The U.S. debt crisis has already arrived, and its primary consequence is that the Federal Reserve’s hands are tied. Investors waiting for a catastrophic bond market failure are looking for the wrong signal. Lyn Alden argues the shift to fiscal dominance - where government deficit spending eclipses private credit creation - began in 2018. That year, for the first time outside a recession, the federal deficit was larger than all new lending from every private bank in America.
This structural change puts the system on autopilot. With deficits running at 7% of GDP and interest expenses mounting, the economy is 'pre-stimulated' just to maintain solvency. Recessions no longer bring disinflation; they trigger more government spending to avoid collapse. The Fed’s mandate has effectively shifted from fighting inflation to ensuring the Treasury can fund itself.
Lyn Alden, What Bitcoin Did:
- Realistically, I would say that it’s somewhat mattered since the global financial crisis.
- But really, I would say since about 2018, 2019, I think it’s been really mattering, which is to say that we’re shifting more and more toward that kind of fiscally dominant environment.
The political ceiling for rate hikes is now a fiscal one. John Arnold notes that the government's interest expense is already at its limit. Even if Middle East conflict drives oil prices and inflation higher, the Fed cannot respond with substantially higher rates without threatening Treasury solvency. Arnold sees the market’s expectation of mechanical rate hikes as a narrative to fade.
John Arnold, TFTC: A Bitcoin Podcast:
- The Fed does not have the leeway to get substantially more aggressive or more restrictive across its different facilities and different tools on the strategy market and on rates.
- I think broadly, that's a theme that I would fade as we go forward this year, that the Fed's just going to respond mechanically to higher inflation with higher rates.
History provides a grim template. Arnold suggests the 1940s, not the 1970s, is the correct analog for a debt-saturated economy. During World War II, with debt-to-GDP exploding, the Fed didn't fight inflation with rates. It coordinated with the Treasury to cap the 10-year yield at 2.5% and imposed price controls and rationing. Reported inflation was suppressed until controls lifted, then spiked to 15%.
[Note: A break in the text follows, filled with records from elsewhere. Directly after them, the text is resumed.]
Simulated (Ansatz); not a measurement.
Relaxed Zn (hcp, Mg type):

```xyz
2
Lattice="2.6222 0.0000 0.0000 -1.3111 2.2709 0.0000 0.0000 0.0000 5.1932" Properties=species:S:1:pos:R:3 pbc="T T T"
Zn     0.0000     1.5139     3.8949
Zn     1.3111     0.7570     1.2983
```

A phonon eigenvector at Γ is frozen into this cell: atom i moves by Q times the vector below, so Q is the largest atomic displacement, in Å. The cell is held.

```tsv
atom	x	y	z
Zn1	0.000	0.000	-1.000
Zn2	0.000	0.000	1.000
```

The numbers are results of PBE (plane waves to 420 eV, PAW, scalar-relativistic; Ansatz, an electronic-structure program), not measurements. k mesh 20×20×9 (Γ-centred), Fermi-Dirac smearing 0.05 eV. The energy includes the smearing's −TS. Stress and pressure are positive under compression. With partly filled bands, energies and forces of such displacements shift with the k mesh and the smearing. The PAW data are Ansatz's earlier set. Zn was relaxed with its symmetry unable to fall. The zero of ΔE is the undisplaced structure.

The global backdrop makes this constraint more severe. Peter St Onge identifies the freezing of Russian central bank assets as the single biggest blow to dollar demand in 50 years, signaling to global capital that dollar reserves are a political risk. This accelerates the search for alternatives, weakening the foundational demand that has allowed the U.S. to finance its deficits cheaply.
The Fed's remaining tools are blunt and political. It can attempt to manage treasury volatility to prevent a liquidity crisis in leveraged hedge funds, or it can move toward modern forms of rationing and yield control. The choice is no longer between inflation and stability, but between a functioning bond market and a stable currency. The Fed will protect the bonds.